In the tests, both north and south poles of the magnet were tested for the x, y, and z directions. In the design, there is a separate hall sensor for each direction where the hall sensor designated U$4 corresponds to the z direction, U$5 corresponds to the y direction, and U$6 corresponds to the x direction. If the magnetic flux density sensed by a particular hall sensor is above the operating point threshold for the DRV5033, which is 6.9 millitesla for this particular variant, then a specific LED would turn on to indicate it.
Once the sensed magnetic flux density is below the release point, then the corresponding LED would turn off. In this design, the three LEDs on the right are used for the three hall sensors. For the magnetic test, a powerful magnet shown on the right was used for testing. This magnet was a cylindrical N45 magnet that was 1.3 tesla. It had a diameter of 63.5 millimeters and a height of 25.4 millimeters.
The magnet was actually magnetized so that the north and south poles were on the cylinder faces. For testing, the magnet's spacers were left intact to add separation between magnet surface and EVM case to further reduce the magnetic field. For performing the magnetic test, we applied the magnet to the following three phase e-meter case. In this test, these magnet placements correspond to the x, y, and z directions.
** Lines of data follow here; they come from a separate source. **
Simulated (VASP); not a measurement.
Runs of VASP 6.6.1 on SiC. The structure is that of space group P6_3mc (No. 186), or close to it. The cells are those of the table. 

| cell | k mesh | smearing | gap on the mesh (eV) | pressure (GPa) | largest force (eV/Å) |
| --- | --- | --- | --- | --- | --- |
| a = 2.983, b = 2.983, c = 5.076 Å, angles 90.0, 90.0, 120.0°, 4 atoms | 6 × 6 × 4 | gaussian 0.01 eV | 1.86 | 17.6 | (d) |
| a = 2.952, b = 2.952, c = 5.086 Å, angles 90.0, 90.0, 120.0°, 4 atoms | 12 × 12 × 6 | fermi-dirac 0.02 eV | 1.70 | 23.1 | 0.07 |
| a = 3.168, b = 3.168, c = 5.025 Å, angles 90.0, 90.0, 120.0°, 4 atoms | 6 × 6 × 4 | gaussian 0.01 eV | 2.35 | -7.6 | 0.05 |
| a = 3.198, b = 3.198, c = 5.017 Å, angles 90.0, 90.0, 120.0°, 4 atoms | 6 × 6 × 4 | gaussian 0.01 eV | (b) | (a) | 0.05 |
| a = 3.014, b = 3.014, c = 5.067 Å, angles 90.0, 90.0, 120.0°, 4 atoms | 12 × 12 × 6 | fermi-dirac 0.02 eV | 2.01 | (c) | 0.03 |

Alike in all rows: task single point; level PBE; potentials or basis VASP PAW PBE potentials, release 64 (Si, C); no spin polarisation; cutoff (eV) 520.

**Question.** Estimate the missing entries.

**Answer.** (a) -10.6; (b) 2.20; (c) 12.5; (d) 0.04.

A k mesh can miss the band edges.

For the x direction, the distance from the hall effect sensors to the magnet spacer was 75 millimeters for the x direction, 95 millimeters from the y direction, and 34 millimeters for the z direction. Base on the strength and dimensions of the magnet, as well as the distance from the magnet to the corresponding hall sensor, we were able to calculate the theoretical magnetic flux density upper bound at each hall sensor. For the x, y, and z directions, the theoretical magnetic flux density was 22 millitesla, 12.5 millitesla, and 102 millitesla with the higher flux density for the z direction being the result of the short distance from the magnet to the hall effect sensor.
In these conditions, the sensed magnetic flux density for each orientation was greater than the operating point of the DRV5033. As a result, theoretically, we should be able to detect the magnetic field using the DRV5033HA for the test magnet. In fact, even if the magnet's strength is reduced 0.8 tesla, assuming the same case and magnet dimensions, each hall sensor would still be able to detect the resulting magnetic field. For the DRB503X devices, there are various sensitivity options.
A similar set of calculations that can be used for verifying a particular device variant would be the proper sensitivity based off of different magnet or different distances. To test the calculations, we applied the magnet to the case. This video shows the testing performed. For the first test, the magnet is placed in the y orientation with respect to the case. For this test, you see that the yellow LCD turns on as expected.
After testing the y orientation, we then test the z orientation. Once the magnet is placed in the z orientation with respect to the case, the corresponding orange LED turns on as expected. Finally, we test the x orientation. Once the magnet is placed in the x orientation with respect to the case, the green LED turns on as expected.
In the video, you could see the proper hall effect sensor LED turned on for each orientation. We showed that to the DRV5033HA device had the proper sensitivity to sense a strong magnetic field from the applied magnet.
To summarize the magnetic tamper protection part of this training, magnetic tampering is one of the most common ways to tamper with a meter. This is dealt with by first detecting strong magnetic fields so that the appropriate action can be taken, such as applying a penalty fee to the customer for trying to tamper with it. Hall sensors can be used for detecting the strong magnetic fields. When using hall sensors, two through-hole packages and one surface mount package are used to sense across three dimensions.
This will allow sensing strong magnets regardless of how they are oriented on the case. The TIDA-00839 TI design shows how the DRV5033 can be used to detect strong magnetic fields in all three directions. In this design, we do cycle the DRV5033 to reduce the average current consumption to be less than 2 microamps at a sensing frequency of 4 times per second. This low current consumption allows running the design off of a battery for an extended amount of time. By doing additional magnetic tests with this board in our e-meter case, we showed that the DRV5033 had the proper sensitivity to detect magnetic tampering.
April 12, 2017
This module discusses magnetic tampering tests that were performed on the TIDA-00839 reference design to show that the DRV5033 has the proper sensitivity to detect magnetic tampering for e-meters. A video of the conducted magnetic tamper tests is shown. This module concludes by summarizing this module as well as the other module in the “Detecting magnetic tampering using Hall-effect sensors” section of the “Anti-tamper techniques to thwart attacks on smart meters” training series.